Tuesday, June 26, 2007

Cheney role as power broker in spotlight again

Caren Bohan
Reuters
Tuesday June 26, 2007

Vice President Dick Cheney was back this week in a place he intensely dislikes: the spotlight.

Cheney's penchant for secrecy and his unprecedented role within the Bush administration have dominated recent White House news briefings, drowning out discussions of everything from Iraq to immigration to the Middle East.

A newspaper series on how Cheney wields his power and his feud with an obscure record-keeping agency have stirred the latest controversies.

Cheney, a master at the Washington power game, is depicted as operating behind the scenes and pushing his hard-line views on issues such as the treatment of terrorism suspects in a four-part series in the Washington Post that began on Sunday.

The series portrays Cheney as bypassing top officials at the State Department, Justice and the National Security Council to gain the upper hand in battles over the handling of terrorism suspects at the military prison at Guantanamo Bay and other issues.

"Cheney and his allies, according to more than two dozen current and former officials, pioneered a novel distinction between forbidden 'torture' and permitted use of 'cruel and inhuman or degrading' methods of questioning," the Post said.

Cheney also is facing scathing criticism from lawmakers for refusing to comply with a record-keeping request from an office in the National Archives.

Democrats accuse the vice president of trying to cast himself as a "fourth branch of government" because of his legal argument in resisting the record-keeping request. His office told the National Archives that it was not an "entity within the executive branch."

"It comes as no surprise that the 'imperial president' and his vice president are once again trying to dodge scrutiny with a ridiculous claim that Dick Cheney is not part of the executive branch of government," said Sen. John Kerry, a Massachusetts Democrat.

Rep. Rahm Emanuel, an Illinois Democrat and a member of the U.S. House of Representatives leadership, proposed cutting funding for Cheney's office unless he clarifies which branch of government he is part of.

Cheney's critics have drawn a link between his resistance to providing the information and his past refusal to disclose the list of participants in his 2001 task force on energy policy.

That dispute ended up in the Supreme Court and Cheney won.

The White House has backed Cheney's insistence that he is exempt from the requirement of providing data to the archives office, although Bush's aides have stopped short of fully embracing his argument that his office is not part of the executive branch.

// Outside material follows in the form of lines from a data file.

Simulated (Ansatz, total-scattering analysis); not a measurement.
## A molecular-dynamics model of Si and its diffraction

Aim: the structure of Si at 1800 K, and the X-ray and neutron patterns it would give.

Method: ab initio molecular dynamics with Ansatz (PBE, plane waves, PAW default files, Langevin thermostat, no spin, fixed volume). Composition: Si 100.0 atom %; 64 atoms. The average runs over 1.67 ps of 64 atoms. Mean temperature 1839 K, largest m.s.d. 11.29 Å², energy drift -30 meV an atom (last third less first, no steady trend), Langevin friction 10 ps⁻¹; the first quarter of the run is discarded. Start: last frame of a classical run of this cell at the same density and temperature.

"I think that that is an interesting constitutional question, and I think that lots of people can debate it," said White House spokeswoman Dana Perino. "I'm not opining on it."

She said, however, that the question about the nature of Cheney's office was not relevant to the flap over the record-keeping request.

The procedures for record-keeping were detailed in an executive order that Bush himself issued and the president never intended for Cheney to be covered by the reporting requirement, Perino said.